Filing your Self-Assessment tax returns
Those self-employed or those earning income from sources other than salary are required to complete a self-assessment tax return for each tax year. The 2020/2021 Self-assessment tax return is due on the 31st of January 2022. However, you will need to submit your return by 30 December 2021 if you want more choice over how you pay your tax bill. It should also be noted that the tax is not required to be paid in a lump sum. The reason for submitting as soon as possible is that alternative payment options have stricter deadlines. For example, you would have to submit your tax return by the 30th of December if you want the option to pay with your PAYE tax code.
In order to complete a Self-Assessment tax return we require the following information:
Salary
For your employment held during the tax year, either a P60 or a P45 is required.
A P60 is given to employees at the end of the tax year. It describes their income as well as tax deductions for the year.
A P45 is given to employees who leave their employment during a tax year. Like the P60, it contains their total income and tax deductions.

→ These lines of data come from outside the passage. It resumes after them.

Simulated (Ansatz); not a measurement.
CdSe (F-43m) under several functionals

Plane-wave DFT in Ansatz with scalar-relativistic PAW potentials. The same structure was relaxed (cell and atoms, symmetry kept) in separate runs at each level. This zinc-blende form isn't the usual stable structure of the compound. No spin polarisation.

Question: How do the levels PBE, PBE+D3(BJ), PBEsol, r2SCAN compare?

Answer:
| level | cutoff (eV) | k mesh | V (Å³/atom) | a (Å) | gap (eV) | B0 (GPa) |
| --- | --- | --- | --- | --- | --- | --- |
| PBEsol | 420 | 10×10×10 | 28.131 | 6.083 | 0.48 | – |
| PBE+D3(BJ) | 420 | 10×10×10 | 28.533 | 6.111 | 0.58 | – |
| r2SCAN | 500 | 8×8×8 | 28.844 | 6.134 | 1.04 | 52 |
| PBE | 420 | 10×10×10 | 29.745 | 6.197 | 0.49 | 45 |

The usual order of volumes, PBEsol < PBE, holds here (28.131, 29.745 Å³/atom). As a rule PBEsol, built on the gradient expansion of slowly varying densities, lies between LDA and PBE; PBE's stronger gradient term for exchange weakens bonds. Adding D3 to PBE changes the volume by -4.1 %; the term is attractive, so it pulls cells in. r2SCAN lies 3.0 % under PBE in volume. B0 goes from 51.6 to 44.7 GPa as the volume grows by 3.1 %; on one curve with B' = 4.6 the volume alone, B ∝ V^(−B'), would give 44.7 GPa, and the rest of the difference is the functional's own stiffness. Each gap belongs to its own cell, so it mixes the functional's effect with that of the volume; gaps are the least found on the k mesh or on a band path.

P11D is also required for any benefits you may have received during the tax year.
Rental income
Please provide us with the annual rental income statement and expenses including any interest on a mortgage, paid for the year.
Bank Interest
The bank should give you a statement on how much interest you gained for each bank account.
Dividends
Dividend vouchers from personal investments are required for the tax year. Or a statement from your investment manager with these details would also suffice.
Pension Received
HMRC should send a letter annually regarding state pensions, this or equivalent bank statements are required. For Private pensions, a P60 is needed.
Pension Contributions
Tax relief may be available if you contribute to a personal pension scheme. You would need to provide: The name of the provider, The contract/membership number, and the amounts and dates of the contributions
Additionally, there are two types of arrangements where your company makes pension payments on your behalf. These are After-tax contributions and Before-tax contributions.
Capital Gains Tax
This includes gains made on the sale of shares or other assets. We require a full breakdown of purchase and sale prices and dates to calculate the loss or gains made in the year.
Foreign income
We require your worldwide income if you are a UK resident. It would be also good to understand the location of your domicile to determine further taxability of the income.
Any other income
If you earn any other income not covered above, then please let us know so we can determine if it needs to be included on your tax return.
Job Expenses
You are able to claim additional tax relief if you, personally, pay for business expenses. These expenses can include Mileage, Uniform Allowance, and Professional subscriptions.
SEIS/EIS
If you have invested with EIS you may be able to receive tax relief. HMRC should issue a certificate regarding these investments, which you will need to pass on to us.
Charitable Giving
You may be able to claim additional tax relief if you have made a charitable donation. However, this is dependent on many different factors, including Charity, size of the donation, and what rate of taxpayer you are.
Change of Circumstances
These include a Name change, Marital status change, dependents number change, or address change.
Tax Code
Tax coding notices from over the year are required.
Marriage Allowance
If you earn between £12,500 - £50,000 and your spouse earns less than £12,500, then you may be able to claim additional tax relief, you and your partner’s National Insurance numbers are required as well as a Marriage Certificate.